BCSC requested $575,000 in funding for the STEM program. STEM is the acronym of science, technology, engineering, and mathematics. School officials say that although the four parts of STEM have been taught independently of each other, the STEM philosophy allows the four parts to all “play an integral part in the teaching of the whole.” They say that STEM education engages students and equips them with critical thinking, problem solving, and creative and collaborative skills that help them establish connections. BCSC notes that the STEM Seamless Pathways Project has been developed to help students develop the knowledge-base, skills, and qualifications necessary to meet the local demand for jobs in the fields of mechanical engineering and manufacturing engineering technology. School officials told the Redevelopment Commission that STEM should affect around 60-percent of BCSC students.

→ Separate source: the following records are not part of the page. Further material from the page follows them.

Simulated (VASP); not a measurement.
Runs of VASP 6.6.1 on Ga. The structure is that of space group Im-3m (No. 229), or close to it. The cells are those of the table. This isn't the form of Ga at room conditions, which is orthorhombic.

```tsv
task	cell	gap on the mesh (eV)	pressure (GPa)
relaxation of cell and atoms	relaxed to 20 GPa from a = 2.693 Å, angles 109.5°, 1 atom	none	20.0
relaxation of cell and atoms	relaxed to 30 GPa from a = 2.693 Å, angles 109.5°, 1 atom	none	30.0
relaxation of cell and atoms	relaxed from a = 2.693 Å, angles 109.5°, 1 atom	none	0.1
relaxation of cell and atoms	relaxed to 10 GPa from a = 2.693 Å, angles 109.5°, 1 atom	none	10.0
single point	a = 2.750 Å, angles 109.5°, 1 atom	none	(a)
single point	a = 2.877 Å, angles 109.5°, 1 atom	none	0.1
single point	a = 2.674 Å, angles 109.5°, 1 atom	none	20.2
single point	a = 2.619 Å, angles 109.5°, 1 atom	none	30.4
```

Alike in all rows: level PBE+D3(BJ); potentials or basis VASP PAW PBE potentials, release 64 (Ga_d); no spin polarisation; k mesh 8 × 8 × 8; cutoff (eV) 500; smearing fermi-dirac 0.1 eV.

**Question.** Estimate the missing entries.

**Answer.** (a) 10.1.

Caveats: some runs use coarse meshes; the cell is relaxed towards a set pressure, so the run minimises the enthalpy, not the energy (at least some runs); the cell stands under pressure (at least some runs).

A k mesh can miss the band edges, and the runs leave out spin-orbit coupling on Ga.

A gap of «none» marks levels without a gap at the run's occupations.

BCSC officials also asked for $246,796 for what they call “Transition Planning.” They explain Transition Planning as identifying a student with special needs’ strengths, preferences, interests, as well as the supports needed to succeed. It is about equipping students with better opportunities and education to make good life-choices that will allow them to take care of themselves, find employment and be less likely to be involved in the criminal justice system. carry over into adult life, increased self-determination skills, social skills and work skills needed for job retention, and less involvement with the criminal justice system.
The Redevelopment Commission voted Monday night to approve total funding of both the iGrad and Transition Planning programs, noting their importance in the betterment of the local community and economy. The body also voted to fund the STEM program at just under $250,000. The agreement is for one year, though BCSC and the Redevelopment Commission indicated that future funding would be asked for, and likely granted, should the first year prove successful.
The funding request will go before the city council for final approval, due to the amount requested.